The momentum triggered by COP26 at the end of last year has firmly set us on the path to a different type of economy, says Andrew Coburn, CEO, Risilience.
This ‘green economy’ is also being shaped by changing consumer expectations and sustainable behaviours. Consumers are shunning carbon-intensive products, such as meat and dairy foods, and switching to more sustainable alternatives, including plant-based substitutes.
For many organisations, meeting this change requires significant business transformation. The early adopters will be able to capitalise on the opportunities created by the sustainable economy, while any stragglers may struggle to remain relevant to their customers, in much the same way as brick-and-mortar businesses have struggled to compete with online competitors.

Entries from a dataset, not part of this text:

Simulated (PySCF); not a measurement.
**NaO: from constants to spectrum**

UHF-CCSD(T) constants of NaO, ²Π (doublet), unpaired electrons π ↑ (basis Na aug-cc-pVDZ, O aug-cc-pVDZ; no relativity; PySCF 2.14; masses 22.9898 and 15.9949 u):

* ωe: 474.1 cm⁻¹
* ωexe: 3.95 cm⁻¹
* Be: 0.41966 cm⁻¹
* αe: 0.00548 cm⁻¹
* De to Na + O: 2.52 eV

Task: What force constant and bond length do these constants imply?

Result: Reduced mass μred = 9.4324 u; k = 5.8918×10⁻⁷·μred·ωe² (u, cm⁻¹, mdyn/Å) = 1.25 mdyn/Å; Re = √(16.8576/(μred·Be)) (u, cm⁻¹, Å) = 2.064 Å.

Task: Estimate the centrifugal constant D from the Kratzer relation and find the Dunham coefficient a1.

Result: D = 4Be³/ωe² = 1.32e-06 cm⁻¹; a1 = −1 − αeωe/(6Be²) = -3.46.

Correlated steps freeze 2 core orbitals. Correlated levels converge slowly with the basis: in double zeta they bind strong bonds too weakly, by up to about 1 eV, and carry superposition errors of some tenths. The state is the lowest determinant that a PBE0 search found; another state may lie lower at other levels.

While new regulations are being steadily introduced, with the aim of incentivising sustainable behaviours, businesses must also work hard to stay ahead of the game and support transitioning consumer demands. Companies will play a critical role in nudging their customers towards more sustainable purchases.
The move to a green economy is not just an adjustment, it’s a step change. It impacts everything from the supply chains of products and the direction of new product development, through to a company’s ability to raise finance and its annual reporting requirements.
As a result, understanding and addressing the risk landscape, while responding to consumer demands, should be addressed hand-in-hand – and soon. Our analysis shows that organisations that fail to take climate risk seriously will see their value fall by as much as 30 per cent over the next five years.
Here we analyse the two main drivers for the green economy: an evolving risk landscape and changing consumer sentiment.
The voice of the people
In recent years, we’ve seen a shift towards consumers taking a genuine interest in a company’s sustainability credentials, and its track record of positive action. According to a Deloitte study, 34 per cent of consumers are choosing brands that have environmentally sustainable practices.
Furthermore, 28 per cent have stopped purchasing certain brands or products because they had ethical or sustainability related concerns about them. This trend is taking place across a range of consumer-facing industries, including travel, fashion, and food retail.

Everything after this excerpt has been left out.